I really want to slap my manager right now

He keeps quoting celebrity marathon times and telling me I’m pathetic if I can’t beat them, and then he’s putting down people with “slow” times (his definition of slow is any time more than 4:30).

He thinks he could do a marathon in less than 6 hours with absolutely no training. This from a guy who considers 3 miles a long run.

“A 6 hour finish is about a 14 minute pace, which is like 4.3 MPH. Come on, I walk that all the time on the treadmill and I don’t get tired. That is totally pathetic that people train and can’t finish in less than 6 hours. What’s wrong with them?”

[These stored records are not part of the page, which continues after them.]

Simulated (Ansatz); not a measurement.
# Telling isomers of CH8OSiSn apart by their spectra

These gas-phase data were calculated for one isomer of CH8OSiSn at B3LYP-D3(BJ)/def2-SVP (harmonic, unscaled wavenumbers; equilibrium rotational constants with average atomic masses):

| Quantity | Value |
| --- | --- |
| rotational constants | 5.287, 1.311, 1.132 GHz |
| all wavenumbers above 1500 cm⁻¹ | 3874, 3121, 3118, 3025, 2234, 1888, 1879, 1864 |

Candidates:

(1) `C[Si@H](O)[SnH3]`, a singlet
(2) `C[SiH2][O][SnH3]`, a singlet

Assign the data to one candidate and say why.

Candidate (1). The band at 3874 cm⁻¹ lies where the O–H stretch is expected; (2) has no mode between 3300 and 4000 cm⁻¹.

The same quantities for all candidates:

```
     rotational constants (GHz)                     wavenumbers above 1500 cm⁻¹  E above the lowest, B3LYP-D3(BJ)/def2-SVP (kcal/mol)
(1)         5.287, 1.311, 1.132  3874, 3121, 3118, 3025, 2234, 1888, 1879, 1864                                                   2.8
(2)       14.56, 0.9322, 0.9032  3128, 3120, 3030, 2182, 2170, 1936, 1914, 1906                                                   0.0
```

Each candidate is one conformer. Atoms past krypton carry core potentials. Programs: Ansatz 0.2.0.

He thinks if I don’t finish under like 8:30/mile, I must not be a good runner. I pointed out that that’s basically Boston qualifying, which has now convinced him that qualifying for Boston is really easy.



  1. Your manager doesn’t deserve to be slapped… I’m thinking a swift knee to the groin is much more in order.

    Also, if BQ’ing is so easy then perhaps you should challenge him to do so.

  2. Yeah, he has been talking a lot of smack–tell him you signed him up to run the marathon with you. And give him a swift kick in the a**!

  3. I don’t EVER bet money on anything, even sure things. (If you tried to make a bet with me that today is May 22, I wouldn’t take it. Just how I am.)


    I broke my rule and repeatedly offered him $50 to come do the marathon and finish under 6 hours.

    He won’t take the bet because “it’s too much effort,” but he still swears he’s right.

  4. Wow. Dude seriously needs a reality check. People who don’t run long distances have NO IDEA how hard it really is. My husband, who is an avid cyclist, was completely wiped out the first time we ran together to our gym…a grand total of 1.5 miles. I said, “Now can you appreciate how hard I have worked to get to a point where I can run 10 miles without stopping?”

    I’d coax him into doing a shorter race, like a 5 or 10K, in which you handily beat his smug ass. Then ask him if he really still thinks he could run a marathon.

  5. I’ve found that if I slice their Achilles tendon, that tends to slow down their training.

    My $.02.

  6. Eww – how annoying. I want to smack your manager too. Is he for real or just trying in some weird way to motivate you?

  7. Sarah, I like the short race idea.

    Jamie, I think he’s serious, if you can believe it!

  8. He sounds like an ass about this, if he is serious. Since he’s so convinced he could do it, he needs to prove it. I tend to think the 5K or 10K would (like someone mentioned) be a good start to show him up, then challenge the non-runner that can run a marathon with no running experience to a marathon.

    People like that irratate me. It’s like the non-runners that says “running’s bad for your knees”. They don’t run though….

  9. Maybe you could say something like, “Yeah, I remember when I was a couch potato, I used to think running was easy, too.” Or would that be career limiting?

    My old boss used to insist that “if it weren’t for her bad knees” she could certainly train for a marathon and would most likely beat me. Is being a jackass some kind of core management competency?

    Best of luck on Sunday, Laura!

  10. Just1, I LOVE that you already picked up on my fear of CLMs (Career Limiting Moves). Nice work :)

  11. Your manager truly sounds like an ***hole…but there are lots of people who can be really offensive without even meaning to…like commenting how fat Carrie Underwood (or someone who was on American Idol) is, while surrounded by people sucking in their stomachs… or, when you mention you’re running a 10K/15K/half maration, say “how many miles is that? That’s not too bad. I go out jogging sometimes and go 3 or 4 miles.” It all gives you an opportunity to practice being gracious!

  12. Consider the source, then laugh! It often helps if you can imagine the orange wig, the red rubber nose and white pancake makeup!

    Then the slapstick of kicking (in assorted areas) becomes all the more poignant!